Week 2 Flashcards
Is there a law for ice flow?
‘A universal constitutive law for ice flow does not exist’ (Paterson, 1983).
What is balance velocity?
Balance velocities relate ice flux to glacier mass balance, it is a useful concept to determine whether a glacier is dynamically unstable.
What defines ice flux for an idealised glacier of constant size and shape?
Ice flux through a cross-section should equal the sum of accumulation and ablation occurring upglacier of the section.
Based on this, glaciers with steeper mass balance gradients will have greater balance velocities.
What is the ice discharge profile like downglacier?
Ice discharge increases from the head of the glacier to the ELA, then decreases towards the snout.
What happens if balance velocity is greater than accumulation rate?
The glacier is redistributing more ice than it is building up, meaning it is probably reacting to a prior warmer climate.
What is Stress?
Force per unit area, in Pascals, 1 Pa = 1 N / Msq, so the same force acting across a smaller area exerts a greater stress.
What direction does normal stress act?
Perpendicular to a surface. A.K.A Tension or Compression.

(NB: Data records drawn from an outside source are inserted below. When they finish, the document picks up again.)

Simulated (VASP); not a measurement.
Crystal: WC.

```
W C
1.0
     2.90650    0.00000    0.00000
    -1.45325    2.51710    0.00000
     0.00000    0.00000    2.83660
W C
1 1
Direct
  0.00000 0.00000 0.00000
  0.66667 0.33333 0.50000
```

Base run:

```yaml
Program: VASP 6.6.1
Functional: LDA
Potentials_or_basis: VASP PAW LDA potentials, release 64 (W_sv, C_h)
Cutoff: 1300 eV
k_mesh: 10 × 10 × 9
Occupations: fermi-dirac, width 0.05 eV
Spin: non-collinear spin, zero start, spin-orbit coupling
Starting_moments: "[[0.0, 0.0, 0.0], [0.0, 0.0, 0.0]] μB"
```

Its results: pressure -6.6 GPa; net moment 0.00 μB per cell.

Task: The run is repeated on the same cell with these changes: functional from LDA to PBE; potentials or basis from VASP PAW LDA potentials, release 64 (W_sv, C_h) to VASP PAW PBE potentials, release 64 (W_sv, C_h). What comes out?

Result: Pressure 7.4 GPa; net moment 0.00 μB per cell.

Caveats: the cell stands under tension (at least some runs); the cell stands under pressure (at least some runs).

What direction does shear stress act?
Parallel to a surface.
It is basal shear stress that drives glacier flow.
What is Yield Stress?
The stress at which a material begins to deform plastically. Non-permanent deformation is termed ‘elastic’.
What is Strain?
Strain is the relative deformation of a material experiencing stress (e.g. change in length in a given dimension) and is unitless.
Rate of strain is the rate of change of shape.
What are the 3 stress-strain relationships?
- Perfectly plastic material: remains rigid until applied stress reaches the yield stress.
- Linearly Viscous Material: Strain is linearly proportional to applied stress.
- Non-linearly viscous material: Strain increases non-linearly with applied stress. For ice strain rate increases non-linearly with stress.
Glen’s Flow Law
e = At^n
e (epsilon): strain rate (what we want to know)
A: constant related to ice temp & other things.
t (tau): shear stress
n: constant (approx 3).
What is Basal Sliding?
Differential motion between ice and the substrate, a.k.a. sliding at the ice-substrate interface.
How does basal sliding occur?
- Water lubricates flow at the interface.
- Water rpessure reduces normal stress resulting in lower effective pressure.
Rate of sliding depends largely on basal water pressure.
What is substrate deformation?
Till underlies many glaciers, this mixture of sediments experiences stress from the overlying ice and can deform. The rates depend on various factors such as the pore water pressure in the till and it’s mechanical strength.